Vultr is a leading cloud infrastructure company focused on making high-performance cloud solutions accessible for enterprises and AI innovators. The Infrastructure Capacity Analytics Engineer will design forecasting models, build scalable data pipelines, and create dashboards to optimize infrastructure and support strategic decision-making across the organization.
Responsibilities:
- Develop and maintain capacity models for compute, storage, and network infrastructure across global environments
- Build and productionize advanced time‑series forecasts (e.g., ARIMA/ETS, Prophet, XGBoost/LightGBM) to predict demand, saturation points, and runway
- Conduct scenario modeling (“what‑if”) on deployment plans, workload changes, demand spikes, and hardware refresh strategies
- Analyze historical utilization to identify emerging risks, inefficiencies, and optimization opportunities
- Design, build, and maintain Python‑based data pipelines for ingesting, transforming, and validating large‑scale infrastructure telemetry
- Create ETL/ELT workflows to support analytics, modeling, and reporting
- Integrate data from observability platforms (e.g., Prometheus/Grafana), CMDB/asset systems, and internal services
- Develop APIs/services to expose forecast results and capacity signals to dashboards and tooling
- Build executive‑ready dashboards in Power BI (DAX, Power Query, custom visuals) and integrate real‑time forecasting outputs
- Deliver clear, compelling insights to engineering, operations, and finance leaders to support both strategic and tactical decision‑making
- Automate reporting workflows and ensure up‑to‑date visibility into runway, utilization, and risk posture
- Partner with engineering, operations, and finance teams to align capacity plans with growth, reliability, and cost objectives
- Establish standards for model governance, documentation, and data quality
- Drive continuous improvement of capacity planning systems, tooling, and analytics frameworks
Requirements:
- Bachelor's degree in Computer Science, Engineering, or related discipline
- 6+ years of professional experience in Python development and data engineering
- 4+ years in infrastructure capacity planning, performance analysis, or related fields
- Strong expertise in time‑series forecasting, statistical modeling, and Python libraries (pandas, NumPy, scikit‑learn, statsmodels, XGBoost)

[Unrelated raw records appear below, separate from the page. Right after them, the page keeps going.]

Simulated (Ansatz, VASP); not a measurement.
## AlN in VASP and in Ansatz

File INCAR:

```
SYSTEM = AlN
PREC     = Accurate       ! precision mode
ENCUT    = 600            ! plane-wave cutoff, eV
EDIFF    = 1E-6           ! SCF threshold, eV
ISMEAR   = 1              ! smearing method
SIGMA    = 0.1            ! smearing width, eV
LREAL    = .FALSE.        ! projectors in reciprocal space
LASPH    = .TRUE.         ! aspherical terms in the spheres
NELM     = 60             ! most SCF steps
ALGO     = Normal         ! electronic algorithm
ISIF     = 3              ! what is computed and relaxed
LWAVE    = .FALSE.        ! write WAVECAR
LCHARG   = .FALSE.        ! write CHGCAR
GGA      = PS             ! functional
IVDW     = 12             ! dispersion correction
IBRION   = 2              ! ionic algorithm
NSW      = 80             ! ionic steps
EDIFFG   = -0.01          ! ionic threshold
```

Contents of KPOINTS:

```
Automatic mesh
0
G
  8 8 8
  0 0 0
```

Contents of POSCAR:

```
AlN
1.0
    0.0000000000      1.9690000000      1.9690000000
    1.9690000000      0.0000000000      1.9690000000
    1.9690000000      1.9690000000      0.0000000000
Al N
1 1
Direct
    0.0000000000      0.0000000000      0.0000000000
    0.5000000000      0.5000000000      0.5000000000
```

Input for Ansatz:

- Proficiency with SQL scripting and column-based SQL databases (I.e. ClickHouse); experience designing scalable ETL/ELT pipelines
- Advanced proficiency in Grafana, Tableau, or Power BI (DAX, Power Query, modeling, custom visuals)
- Experience working with infrastructure telemetry and systems (servers, storage, networking)
- Prior experience managing capacity at a cloud service provider or large‑scale distributed environment
- Excellent communication and executive‑level presentation skills
- Experience with cloud‑native data platforms (Azure Data Lake/Synapse, AWS Redshift, Google BigQuery)
- Familiarity with containerized environments (Docker) and CI/CD pipelines
- Knowledge of RESTful APIs and microservices architecture
- Experience with version control (Git) and agile engineering practices
- Exposure to machine learning, anomaly detection, or ensemble forecasting methods
- Strong spreadsheet skills (advanced formulas, modeling workflows)